Funding residential care

Roughly 1 in 25 of the total population aged 65 and over live in care homes, a figure that rises to nearly 1 in 7 of those aged 85 years and over. Residential social care is expensive, though most people will not need it. The majority of those who are in care homes suffer from dementia or severe memory loss.

As people are living longer, there is pressure on governments to ensure that it is adequately funded, and several different approaches have been suggested to achieve that to ensure that everyone who needs residential care will receive it.

One proposal is to copy the NHS, and have a state-run service paid for out of taxation and free at the point of consumption. A problem with this is that the cost in higher taxes might be more than people are prepared to pay, and more that they are prepared to vote for. There is the added problem that if it were done in this way, demand would rise, perhaps steeply. People currently ready to make sacrifices to care for elderly relatives in their homes would expect the state to take care of them instead. There would probably be self-selection as people opted to receive the free state care, and perhaps even “granny dumping” as people shifted the burden of care onto the state. The costs, like those of the NHS, could be expected to spiral.

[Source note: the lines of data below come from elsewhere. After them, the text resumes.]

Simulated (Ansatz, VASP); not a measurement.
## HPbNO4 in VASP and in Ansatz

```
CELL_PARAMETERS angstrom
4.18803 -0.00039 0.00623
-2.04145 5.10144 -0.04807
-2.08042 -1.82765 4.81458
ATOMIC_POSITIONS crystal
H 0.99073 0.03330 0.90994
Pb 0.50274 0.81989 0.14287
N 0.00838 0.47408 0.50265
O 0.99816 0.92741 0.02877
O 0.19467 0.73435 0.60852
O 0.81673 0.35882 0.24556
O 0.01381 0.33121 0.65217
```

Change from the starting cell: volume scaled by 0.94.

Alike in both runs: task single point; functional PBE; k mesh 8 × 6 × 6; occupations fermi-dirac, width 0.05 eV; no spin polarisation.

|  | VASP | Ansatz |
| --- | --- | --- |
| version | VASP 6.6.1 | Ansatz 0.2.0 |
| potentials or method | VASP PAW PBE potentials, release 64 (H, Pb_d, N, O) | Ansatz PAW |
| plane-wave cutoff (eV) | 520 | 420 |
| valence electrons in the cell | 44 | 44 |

An alternative method, proposed by Theresa May’s government, would be to have those with assets and incomes, including their homes, above a certain level, paying towards the costs of their residential care. The proposal was reckoned to have been an electoral disaster because elderly people want their assets to be handed down to their children rather than being consumed in what might be years of residential care. Their children, not surprisingly, take a similar view. The plan, dubbed a “granny tax” was reckoned to have contributed to Mrs. May’s loss of her Parliamentary majority, and future plans incorporating the same principle are unlikely to find favour with politicians.

Another method could be to have residential care funded on an insurance basis, with people paying premiums throughout their working lives to cover residential care should they later need it. It would have to be compulsory to prevent non-payers who needed care becoming a state liability. Such insurance would have to be handled by private providers rather than government, or it would simply become taxation by another name, and subject to all the drawbacks that has.

More attractive still might be a plan like a pension fund that people would build up over their working lives, so that it could pay the care home costs of those who needed it, while remaining the property of those who did not. For the most part, the people funding their residential care if needed would be themselves when younger, in employment, and paying into their fund. It does involve people paying more out of their earnings to build up the funds, but unlike taxation they would not see it as money taken from them because it would remain their property and would be passed on as part of their inheritance when they died.

The difficulty lies in the transition to such a system. It might be fine for young and middle-aged people to build up such funds, but some provision has to be made for those approaching the time when they might need residential care but haven’t had time to build up sufficient funds. There is no easy answer to this, but a massive sell-off of state assets, especially land, might be used to pay into people’s funds to build them up quickly to an adequate level.

There is also the political problem that this is a long-term solution, whereas politician have time horizons that reach only to the next election. Politicians might find it easier to offer people money that will be paid for by future earners long after the present politicians have moved on. And those private funds might well attract future Chancellors looking hungrily for new taxes.